Friday, May 19, 2006

I have a job now. Building decks and surfacing condo balconies with some sort of plasticky carpet. I am in debt to a friend for thoughtfully recommending me, saving me from the tedious business of trundling resumes from place to place selling myself, which i loathe. This means i will no longer be despicably poor, and i can afford to pay for a few things, pay some debts, get some bounty hunters off my back, maybe even...buy new shoes. Hmm.

This also means that the list of body parts NOT in contant pain makes for very quick writing. It means i get up at 430 in the morning and work, some days, until 430 in the afternoon. And some lucky days, like today, for example, I get to do the above, run home with just enough time to shower and change, and come here, to the cafe, to work until 11 at night. Get home by midnight, and get up 4 hours later. It means i am more thourougly, bone-crushingly exhausted than i can ever remember being, and have reverted to a basic survival mode. Which means if you cheerfully bounce up to me like a happy little squirrel, and i snap at you, or just growl, don't take it personally. Things like diplomatic and polite social interaction, or patience, or outward perkiness, may not be considered efficient uses of energy.

That said, there's a satisfaction to being back in what one friend calls "manwork". I go into the store to pick up a snack, and i am one of them. Sweaty. Sunburned.Covered in dirt. dust. glue. paint. Wearing a harness for hanging off balconies, dangling a dented metal thermos. Thumping around the gutted carcass of a building, stepping over rubble, drywall, lumber, and insulation recklessly strewn about, swinging a hammer and a staple gun, a huge roll of vinyl decking casually tossed over a my shoulder...
Less glamorous, perhaps, would be getting my fingers glued together, shooting myself in the arm with a staple, my ignorance of the relatively basic operation of power drills, air compressors, and the aforementioned homicidal staple gun. Heck, i can't even figure out my vinyl knife. I routinely get lost in the building, forgetting which floor i was just working on.
At times, i'm forced to consider that, as was suggested, i may be "inescapably white collar".

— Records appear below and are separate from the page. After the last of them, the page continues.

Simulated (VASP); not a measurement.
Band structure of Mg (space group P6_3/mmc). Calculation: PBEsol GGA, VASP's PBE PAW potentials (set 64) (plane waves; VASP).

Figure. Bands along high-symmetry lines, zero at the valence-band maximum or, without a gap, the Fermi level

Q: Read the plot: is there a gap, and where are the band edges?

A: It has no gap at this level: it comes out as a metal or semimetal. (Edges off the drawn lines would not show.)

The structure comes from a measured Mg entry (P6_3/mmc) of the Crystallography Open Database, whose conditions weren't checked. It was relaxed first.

I'm sure I will learn. I have learned more difficult things. And, as i get used to it, i can only hope it will hurt less. Or i will become completely unable to walk. Or i will fall off a balconey, while stapling my foot to the deck and simultaneously dropping a hammer on my head.

I am working in fresh air. There is sun, true, sometimes blazingly hot, but not flourescant light. Sometimes, blessedly, there is a breeze. When i go to work it is early enough to catch the sun practicing its most dramatic purple-pink cloud canvases. I am working with my hands, building something. Leaving something behind. Doing my part in an intricate symphony of trades and specialities, each contributing their planning and expertise, working together to create...another tasteless, unimaginative box condo, a blight on a once charming rural landscape. But at least I get to dangle off fourth floor balconeys and be one of the last to enjoy that landscape. Horses graze in a field on my left, and to my right, beyond a small cluster of sterile, photocopied housing, gently rolling forested hills, fire-tinged in the morning light. If one can mentally edit out all the "development", this is quite a beautiful place.

And while I'm grimacing at the shooting pains in my back, my leg, my shoulder...etc, i have to remind myself that all that money i'm making will be a beautiful thing, too. And I AM grateful to finally have a job, and to have some prospect of earning my keep.

2 comments:

J Man said...

Reading about your job makes me long for the days of walking for miles amidst black sticks in 35+ degree heat. For the last 5 years, I've had to wear a tie to work.... I miss dressing down...

Although, I know my once hard, chisseled body would be in agony in just 1/2 an hour, I sometimes think it'd be worth it...

God bless you, Jer

Paul Seburn said...

damn now we can't say "get a haircut OR get a job" !!